Speaking of which, the 'e' in "le chat" isn't pronounced the same as the mostly (but not entirely) silent 'e' in "table".

No diacritics on these 'e' here and yet they've got different pronunciations.

Don't come and say: "but that's only with silent letters". Definitely not. "elle" (she) and "le" (the)... Different pronunciation for these three e's.

I've got better: "les fils" (the sons) vs "les fils" (the cables). Exact same spelling. But in one you pronounce the 's', in the other you don't.

Wait, even better: "le fils" (the son) vs "les fils" (the sons). Same pronunciation for "fils", no plural or singular: just one word with a 's' at the end.

Stop romanticizing about french: it probably has more exceptions and weirdness than english.

And you probably don't want to get me started on the average reading and writing skills in elementary and secondary schools in France. It's in freefall so the whole point is kinda moot: the digital natives can't use diacritics properly in french. Heck, many can't even (and don't want to) speak proper french. The language is becoming simpler and simpler, dumber and dumber.

Source: I'm a native french speaker.


>Many native english speaker here like to fantasize on the superiority of other cultures / languages

Some languages really are a lot better than English as far as mapping between spellings and pronunciations. French just isn't one of them; as you pointed out, it's possibly even worse.

I point to German as the superior European language in this regard. I learned some in high school. I can't speak conversationally any more, but I know the pronunciation rules, so if I can read it, I can say it and pronounce it well enough for a German speaker to understand me, even though I don't understand it myself.

That said, German is a nightmare compared to English because of the grammatical complexity (cases etc.), but for pronunciation in relation to spelling, it's excellent. The written form really does reflect the spoken form accurately.


Spanish seems quite decent in both of these aspects.


It's easier than German, but it's still a pain because of gendered nouns. English was right to dump that crap centuries ago.


Indeed!


> Stop romanticizing about french: it probably has more exceptions and weirdness than english.

As a non-native to both French and English who was taught both languages at school, there is a difference that french pronunciation rules were taught from the beginning, while english pronunciation was taught just as IPA transcription of dictionary words.


I love French. Institutionalized mumbling.

You might not hear the t in chat, but you need to know it's there to pronounce it properly. And especially if there's a vowel starting the next word.


yeah, no, you wouldn't use a liaison with that T :-)


The problem with French is that pronounciation changed but not ortography. It's easy to see that you did pronounce chaT in the past. Other languages periodically review their ortography. My language had that twice in my lifetime.
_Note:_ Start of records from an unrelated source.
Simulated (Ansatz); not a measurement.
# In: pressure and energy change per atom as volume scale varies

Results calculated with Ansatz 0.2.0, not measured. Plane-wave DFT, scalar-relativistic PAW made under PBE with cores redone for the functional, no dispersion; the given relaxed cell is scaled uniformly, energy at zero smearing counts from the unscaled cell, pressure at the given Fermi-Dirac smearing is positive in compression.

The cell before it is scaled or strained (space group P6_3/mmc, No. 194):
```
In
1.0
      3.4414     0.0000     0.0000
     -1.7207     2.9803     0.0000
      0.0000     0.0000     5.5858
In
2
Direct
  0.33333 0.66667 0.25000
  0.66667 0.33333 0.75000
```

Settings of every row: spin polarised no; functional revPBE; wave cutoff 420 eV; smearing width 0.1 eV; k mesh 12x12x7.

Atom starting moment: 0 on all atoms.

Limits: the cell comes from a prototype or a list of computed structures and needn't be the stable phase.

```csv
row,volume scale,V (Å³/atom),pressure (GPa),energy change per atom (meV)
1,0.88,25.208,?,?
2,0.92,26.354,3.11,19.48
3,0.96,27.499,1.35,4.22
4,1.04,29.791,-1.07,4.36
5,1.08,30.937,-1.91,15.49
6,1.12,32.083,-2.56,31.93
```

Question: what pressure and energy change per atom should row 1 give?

I’ve been learning french and for the most part once you learn that you just start but don’t finish saying the last letter of any word and you understand which letters you don’t pronounce on the end of the verb that change between je/il/elle/on (usually the last one) and ils/elles (usually the last 3) it’s not that hard. To test my pronunciation I can read a french word I’ve never heard before and have a pretty good chance that the apple speech recognition in notes will get it or conversly I can hear it and have a good chance of spelling it correctly. By contrast I am a native British English speaker, I have two postgraduate degrees, I can read the ‘dearest creature in creation’ poem perfectly and still there are words I would avoid saying in a professional or academic context for fear of saying them wrong and looking ignorant. And good luck pronouncing the name of any UK town or village correctly. What is hard about french is remembering if something is masculine or feminine.


> it probably has more exceptions and weirdness than english.

Pronunciation-wise, I doubt it. All your examples have English counterparts.

Consider eleven (the vowel sounds for the same letter), psychology (silent p), wind / rewind, many irregular verbs (like read, read, read), Wednesday and business (many letters are just not/weirdly pronounced), history and litterature (one fewer syllable than expected), the complex rules to pronounce the ed + exceptions... You basically have to know how an English word is pronounced to pronounce it correctly. Guessing works but only so far, and I believe less than for French (and I'm a French speaker too).

I have a close friend from the US who likes to make fun of the French language, but when I cite English, he says oh yeah, but for English we already know that! :-)

Anyway, English and French are both quite bad at this, and you are right, that's nothing to be proud about. It's just a reality we have to deal with.

> The language is becoming simpler and simpler, dumber and dumber.

Simpler is not dumber and I absolutely don't think the language is becoming dumber. The last reform (1990) brings more regularity and this is most welcome, freeing us time for things that actually matter, making the language more accessible to foreigners as well as people with conditions like dyslexia or dysorthography and less a status tool. I welcome the French language becoming more welcoming.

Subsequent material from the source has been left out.